Skip to content

Introduction to HERITRACE

HERITRACE (Heritage Enhanced Repository Interface for Tracing, Research, Archival Curation, and Engagement) is a semantic data editor designed for galleries, libraries, archives, and museums (GLAM) that bridges the gap between sophisticated semantic technologies and the practical needs of cultural heritage professionals.

The widespread adoption of Semantic Web technologies in the GLAM sector has created a paradoxical situation. While these technologies have made human intervention more critical due to the semantic interpretation of data that cannot be automated, they have simultaneously limited the number of curators to those who are experts in the Semantic Web. This creates challenges in workforce scalability and accessibility.

Many GLAM institutions face a choice between embracing Semantic Web technologies (requiring staff with advanced technical expertise) or avoiding them entirely to prevent curatorial complexities. HERITRACE resolves this dilemma by enabling non-technical domain experts to manage semantic data intuitively without losing its semantic integrity.

HERITRACE has been designed with five primary objectives:

  1. User-Friendly Interface: Providing an intuitive interface for domain experts to interact with semantic data without technical knowledge
  2. Comprehensive Provenance Management: Implementing detailed documentation of metadata modifications, including who made changes, when, and from what sources
  3. Robust Change-Tracking: Delivering efficient version control capabilities for reconstruction of previous data states
  4. Flexible Customization: Offering standardized configuration through SHACL and YAML rather than proprietary solutions
  5. Seamless Integration: Facilitating compatibility with pre-existing RDF data collections without modification
  • Librarians managing bibliographic records
  • Archivists cataloguing collections
  • Museum curators organizing metadata
  • Academic researchers working with bibliographic data

Domain experts can enrich and edit metadata through an intuitive interface without knowing anything about the Semantic Web, while the system maintains complete semantic integrity behind the scenes.

Technical Users (Developers & System Administrators)

Section titled “Technical Users (Developers & System Administrators)”
  • System administrators deploying and maintaining HERITRACE
  • Developers customizing schemas through SHACL definitions
  • IT professionals configuring YAML display rules and database connections

Technical staff can customize HERITRACE through standardized languages (SHACL for data validation, YAML for interface configuration) rather than learning proprietary templating systems.

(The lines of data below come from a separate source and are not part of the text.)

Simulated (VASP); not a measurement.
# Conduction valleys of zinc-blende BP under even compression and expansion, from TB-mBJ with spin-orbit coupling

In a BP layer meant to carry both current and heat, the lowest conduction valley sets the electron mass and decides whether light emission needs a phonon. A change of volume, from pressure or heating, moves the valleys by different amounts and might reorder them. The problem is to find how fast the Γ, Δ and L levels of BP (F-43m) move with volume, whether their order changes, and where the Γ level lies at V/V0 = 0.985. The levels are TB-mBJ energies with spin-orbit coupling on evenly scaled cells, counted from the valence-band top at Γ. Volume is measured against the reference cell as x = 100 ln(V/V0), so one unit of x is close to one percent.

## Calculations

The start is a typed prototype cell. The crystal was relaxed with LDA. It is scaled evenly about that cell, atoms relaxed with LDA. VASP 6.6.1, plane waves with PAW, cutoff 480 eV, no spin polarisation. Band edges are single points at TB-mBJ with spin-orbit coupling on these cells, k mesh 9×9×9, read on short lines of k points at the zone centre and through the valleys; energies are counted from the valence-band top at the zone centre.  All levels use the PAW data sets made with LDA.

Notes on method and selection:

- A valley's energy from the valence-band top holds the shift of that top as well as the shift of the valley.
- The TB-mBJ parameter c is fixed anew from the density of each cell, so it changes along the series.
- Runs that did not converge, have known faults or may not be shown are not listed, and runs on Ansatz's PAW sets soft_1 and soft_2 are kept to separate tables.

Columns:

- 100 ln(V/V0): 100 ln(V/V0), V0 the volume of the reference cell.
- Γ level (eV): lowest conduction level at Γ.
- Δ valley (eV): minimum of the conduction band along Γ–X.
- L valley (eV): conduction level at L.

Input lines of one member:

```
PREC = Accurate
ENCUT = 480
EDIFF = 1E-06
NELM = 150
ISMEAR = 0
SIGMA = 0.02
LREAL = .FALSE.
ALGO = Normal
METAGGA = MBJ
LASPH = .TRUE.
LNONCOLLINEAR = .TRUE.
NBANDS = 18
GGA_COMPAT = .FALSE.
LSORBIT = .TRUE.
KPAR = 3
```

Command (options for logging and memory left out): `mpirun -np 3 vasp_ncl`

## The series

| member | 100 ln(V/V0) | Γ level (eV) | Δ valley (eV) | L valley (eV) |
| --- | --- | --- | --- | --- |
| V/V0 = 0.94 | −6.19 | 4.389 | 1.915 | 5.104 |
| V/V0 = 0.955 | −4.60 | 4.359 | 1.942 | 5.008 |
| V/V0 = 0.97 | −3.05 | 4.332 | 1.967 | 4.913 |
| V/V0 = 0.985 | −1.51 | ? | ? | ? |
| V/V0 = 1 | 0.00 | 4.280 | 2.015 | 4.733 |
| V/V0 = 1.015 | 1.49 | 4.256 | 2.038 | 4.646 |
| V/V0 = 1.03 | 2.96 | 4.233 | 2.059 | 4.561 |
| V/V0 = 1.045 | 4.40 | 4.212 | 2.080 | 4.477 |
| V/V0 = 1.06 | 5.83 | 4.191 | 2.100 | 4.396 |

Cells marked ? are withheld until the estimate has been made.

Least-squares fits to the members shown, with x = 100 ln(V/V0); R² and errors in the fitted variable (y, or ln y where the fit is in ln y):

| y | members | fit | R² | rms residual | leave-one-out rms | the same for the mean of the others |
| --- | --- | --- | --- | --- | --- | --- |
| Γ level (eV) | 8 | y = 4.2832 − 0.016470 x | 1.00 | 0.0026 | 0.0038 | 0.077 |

HERITRACE employs the OpenCitations Data Model (OCDM) extending the PROV Ontology to implement comprehensive provenance management. Every modification is captured as a snapshot with complete metadata including:

  • Timestamp of creation/invalidation
  • Responsible agent (individual, organization, or automated process)
  • Primary data source
  • Detailed list of modifications made

Change tracking uses a delta-based approach storing only differences between successive snapshots as SPARQL update queries, enabling efficient storage and precise restoration of previous versions.

Resource editing interface showing metadata fields and editing options

The Time Machine feature provides a timeline interface for managing entity evolution, allowing users to view previous versions and restore earlier states with automatic adjustment of linked resources. The Time Vault serves as a specialized catalog for deleted entities, enabling recovery when needed.

Time Machine interface showing version history and timeline

  • Real-time Validation: SHACL-based constraints ensure data consistency and integrity
  • Smart Disambiguation: Automatic detection of similar entities during creation to prevent duplication
  • Dynamic Field Configuration: Interface adapts based on entity type and defined schemas
  • Semantic Relationship Management: Handle complex relationships between entities with proper validation

HERITRACE functions effectively out of the box with existing RDF datasets. Simply connect to your triplestore - no data transformation or special import procedures required. The system automatically discovers and displays entities based on their RDF types.

HERITRACE is built using modern web technologies optimized for semantic data management:

  • Backend: Python Flask framework with RDFlib for RDF processing and Time-agnostic Library for managing version reconstruction
  • Database: Database-agnostic architecture supporting any RDF triplestore. Tested with Virtuoso and Blazegraph, but also compatible with GraphDB and Apache Jena. Virtuoso is recommended as it is open source and actively maintained, while Blazegraph is no longer maintained
  • Frontend: Jinja2 templating engine with React components for interactive elements requiring reactivity
  • Standards Compliance: Built on RDF, SPARQL, SHACL, and PROV-O standards
  • Authentication: ORCID OAuth integration with access control
  • Deployment: Docker and Docker Compose support for easy installation
  • Customization: SHACL for data model definition, YAML for display rule configuration

HERITRACE is currently deployed in the ParaText project at the University of Bologna, managing bibliographic metadata for textual resources. The system is also planned for adoption by OpenCitations, demonstrating its scalability for large-scale, dynamic datasets in real production environments.